Summary and Analysis Book II: The Discourse on Utopia: Laws

 

Summary

Punishments are not specified for most crimes or misdemeanors, and the sentence is determined by the magistrate. For the most heinous crimes, the penalty is slavery.

Within families, husbands have the authority to correct wives, and parents to chastise children.

As punishment is meted out for crimes, so, too, good deeds are recognized and rewarded with honors, often in the form of statues erected in public places, as incentives to virtue.

They make as few laws as possible, and they criticize other nations that accumulate volume upon volume of legal literature, their reasoning being that a common man should not be tried under a body of laws so complicated that he cannot be acquainted with all of them or couched in such obscure legal parlance that he cannot understand them. They have no lawyers. Their policy is to have an accused person speak in his own defense. This saves time and the judge ordinarily arrives at the truth through questioning the defendant without the tricks of crafty prosecutors.

Their officials conduct themselves in a manner that is never haughty but entirely friendly toward their constituents. If a man were to seek office by soliciting votes, he would surely fail. The magistrates wear no distinguishing attire or insignia. Even the Prince wears plain clothes, his only show of distinction being that a sheaf of grain is carried before him.

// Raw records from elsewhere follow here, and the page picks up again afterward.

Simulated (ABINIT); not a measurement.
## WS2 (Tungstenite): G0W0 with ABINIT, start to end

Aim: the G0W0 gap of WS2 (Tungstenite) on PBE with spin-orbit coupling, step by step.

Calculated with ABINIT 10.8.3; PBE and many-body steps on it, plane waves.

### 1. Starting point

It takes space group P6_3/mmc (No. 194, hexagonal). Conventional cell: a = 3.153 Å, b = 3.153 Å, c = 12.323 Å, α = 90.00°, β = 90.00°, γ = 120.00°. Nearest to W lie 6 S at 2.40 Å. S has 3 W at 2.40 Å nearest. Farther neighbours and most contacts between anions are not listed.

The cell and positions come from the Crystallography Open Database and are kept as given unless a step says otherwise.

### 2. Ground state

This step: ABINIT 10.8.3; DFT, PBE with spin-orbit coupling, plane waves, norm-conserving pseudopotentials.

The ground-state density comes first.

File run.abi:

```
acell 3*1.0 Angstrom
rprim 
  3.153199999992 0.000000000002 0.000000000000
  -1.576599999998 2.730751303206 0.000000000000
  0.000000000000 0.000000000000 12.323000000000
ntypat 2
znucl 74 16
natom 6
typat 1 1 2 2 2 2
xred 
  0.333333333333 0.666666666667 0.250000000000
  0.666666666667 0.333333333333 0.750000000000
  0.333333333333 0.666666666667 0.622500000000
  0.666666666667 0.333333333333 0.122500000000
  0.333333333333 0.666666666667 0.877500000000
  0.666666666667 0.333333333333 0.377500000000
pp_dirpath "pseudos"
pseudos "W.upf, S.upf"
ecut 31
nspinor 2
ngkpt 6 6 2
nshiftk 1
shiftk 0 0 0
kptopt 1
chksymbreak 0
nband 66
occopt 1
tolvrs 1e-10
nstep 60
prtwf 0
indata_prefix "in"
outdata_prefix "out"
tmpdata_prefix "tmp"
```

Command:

Those magistrates in Utopia have gained such a reputation for probity and judgment that they are much sought after by neighboring nations where they may serve in official capacities for terms of one to five years. They are valued in this capacity not only for their reputed wisdom but also because they have no family or party ties in that country and because they are known to be incorruptible.

Analysis

In describing the legal system of the Utopians, More is indirectly leveling a critical attack against the English system with which he was familiar and of which he was a part as a lawyer and a judge. By showing what the one system was, he was exposing to his alert readers what the other system was not. It is clear that he was here voicing the sympathy he had felt for simple people caught in the vast web of legal complications and was also venting some of his pent-up indignation over the injustices he had seen perpetrated through the clever manipulations of unscrupulous lawyers.